The doorsteps and windowsills of the houses are worn hollow. Once a week, sometimes twice, the women clean them with brown or white rubbing stone…Some women there are whose lives are dedicated to an everlasting battle with the invincible forces of soot and grime. (11)
Hanky Park has emerged from the industrial revolution, the modern upheaval of everything driven by capitalist industry and the transformation of stately homes and country fields into factories and ugly homes for the workers they need to work in them. Greenwood writes:
Trafford Park is a modern miracle. Thirty years ago it was the country seat of a family whose line goes back to the ancient British kings and whose name the area retains.Thirty years ago its woodlands were chopped down to clear the way fro commerce and to provide soles for Lancashire clogs; thirty years ago the lawns, lately gay with marquees, awnings and fashionably dressed ladies and gentlemen, were obliterated. The Hall still stands though it now houses only dust and memories and echoes. And the twin lions surmounting either side the wide flight of steps now survey…a double railway track only six yards away, and, where the drives once wound their serpentine paths through the woods, the fungus of modern industry, huge engineering shops, flour mills, timber yards, oil refineries, automobile works, repositories for bonded merchandise, choke and foul the prospect….

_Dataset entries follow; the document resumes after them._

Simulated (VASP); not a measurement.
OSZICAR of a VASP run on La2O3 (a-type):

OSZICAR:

A Five Year Plan thirty years ahead of the Russian. Yesterday the country seat of an aristocrat, today the rowdy seat of commerce. Revolution! and not a drop of blood spilt or a shot fired! (158)
This is of course, novel as call to conscience, call to action. There’s little room here for the humour, the humanity that got people through these conditions. I’d happily read more of those, likeย Mord Em’ly, or oral histories of these times where grinding poverty can’t efface the cheer and character of everyone. Still, there are too many familiar elements to deny or diminish the power of this reality — the reason for my panics after all:
In the staring gas light, the women, throwing back their shawls from their dishevelled hair revealed faces which, though dissimilar in features, had a similarity of expression common, typical, of all the married women around and about; their badge of marriage, as it were. The vivacity of their virgin days was with their virgin days, gone; a married woman could be distinguished from a single by a glance at her facial expression. Marriage scored on their faces a kind of preoccupied, faded, lack-lustre air as though they were constantly being plagued by some problem. As they were. How to get a shilling, and, when obtained, how to make it do the work of two. Though it was not so much a problem as a whole-time occupation to which no salary was attached, not to mention the sideline of risking life to give children birth and being responsible for their upbringing afterwards. (31)
I do like how this almost journalistically portrays the changing times, the new fashions, the weekly routines of labour and leisure of both men and women.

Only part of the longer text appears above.